BATU, Indonesia. Photo by Jes Aznar

Tuesday, November 13, 2012

Philippines Must Tackle Its Human Trafficking Shame

My latest blog in The New Internationalist:

I will never forget the expression on the face of the victim’s mother. It is one of anger and ripping pain, the kind that lingers a lifetime.

It was many years ago and I was a rookie reporter assigned to cover the police beat, where horrific stories of crime and poverty hit will punch even the coldest of hearts.

One late afternoon, police officers presented to us police reporters a group of human traffickers engaged in the sex trade.
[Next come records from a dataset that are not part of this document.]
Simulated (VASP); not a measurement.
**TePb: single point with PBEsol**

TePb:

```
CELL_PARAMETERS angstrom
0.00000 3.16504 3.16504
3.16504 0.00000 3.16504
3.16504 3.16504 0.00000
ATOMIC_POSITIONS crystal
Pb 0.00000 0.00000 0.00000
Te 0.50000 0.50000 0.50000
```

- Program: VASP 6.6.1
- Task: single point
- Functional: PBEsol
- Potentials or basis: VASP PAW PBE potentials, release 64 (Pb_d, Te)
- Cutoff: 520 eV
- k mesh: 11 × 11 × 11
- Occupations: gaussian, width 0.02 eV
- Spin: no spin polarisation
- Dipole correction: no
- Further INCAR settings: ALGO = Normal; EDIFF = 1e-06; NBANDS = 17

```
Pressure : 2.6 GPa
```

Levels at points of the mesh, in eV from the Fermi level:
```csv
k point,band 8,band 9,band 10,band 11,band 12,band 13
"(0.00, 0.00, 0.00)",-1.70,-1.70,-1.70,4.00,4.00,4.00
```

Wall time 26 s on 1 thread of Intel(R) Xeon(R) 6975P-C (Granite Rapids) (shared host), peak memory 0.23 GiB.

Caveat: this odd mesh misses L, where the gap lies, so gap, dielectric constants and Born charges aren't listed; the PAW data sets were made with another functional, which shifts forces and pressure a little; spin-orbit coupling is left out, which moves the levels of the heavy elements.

The police rescued some of their victims in a midnight raid in a sex den, somewhere in the northern part of the Philippines. There they were, four young, thin and frail-looking girls probably 14 or 15 years of age, whom the traffickers sold to foreigners like candies.

That was more than seven years ago and is just one of the many cases of human trafficking recorded in the Philippines.

Now, many years later, the problem still exists and has remained alarming, according a visiting United Nations expert on human trafficking.

Joy Ngozi Ezeilo, UN Special Rapporteur on trafficking in persons, called on Philippine President Benigno Aquino III to exert more pressure to combat the problem.

Through the years, I have personally observed as a journalist covering the Philippines that human trafficking continues to exist because of the connivance between immigration officials and port authorities on the one hand and the traffickers on the other.

Ezeilo, as quoted in an article by Xinhua, told reporters in a press conference last week that the Philippines ‘remains a source country’ of human trafficking and that the problem has not declined.

In the same article, the UN expert particularly noted the low rate of convictions of human traffickers and slow-paced court trials.

One way to address the problem is for the government to establish a specialized court to fast-track the trial of trafficking cases.

‘I urge the government to continue to show leadership and mobilize adequate resources to combat trafficking in persons, protect and assist victims, while increasing opportunities for legal, gainful and non-exploitative labour migration,’ Ezeilo said.

This was not the first time that government attention has been called on the serious problem of human trafficking in the Philippines.

In 2011, the US Trafficking in Persons Report on the Philippines noted that the Philippines is a source country for men, women and children who are subjected to sex trafficking and forced labour.

‘A significant number of Filipino men and women who migrate abroad for work are subjected to conditions of involuntary servitude worldwide. Men, women and children are subjected to conditions of forced labour in factories, at construction sites, on fishing vessels, on agricultural plantations, and as domestic workers in Asia and increasingly throughout the Middle East. A significant number of women in domestic servitude abroad also face rape and violent physical and sexual abuse,’ according to the report, as published by

The first ever conviction of a labour trafficker offender was recorded only last year, the report noted.

‘During the reporting period, the government convicted 25 trafficking offenders in 19 cases – compared with nine traffickers convicted in six cases during the previous year – including the conviction in February 2011 of a labour trafficker who sold two women into domestic servitude in Malaysia, where they were enslaved for nine months without pay,’ the US report said.

Despite these numbers, hundreds of Filipino victims continue to be trafficked each day, no thanks to rampant corruption in government and an inefficient judicial system.

I fervently hope that our government will address the problem in the same way that it trumpets its economic gains. Human trafficking is just one of many real problems that are affecting the people of this country.

It is my dream that no man, woman or child will fall victim to human trafficking, be trapped in dingy brothels or locked up in an abusive employer’s home as domestic helpers. In a just world, there is no place for such a heinous crime.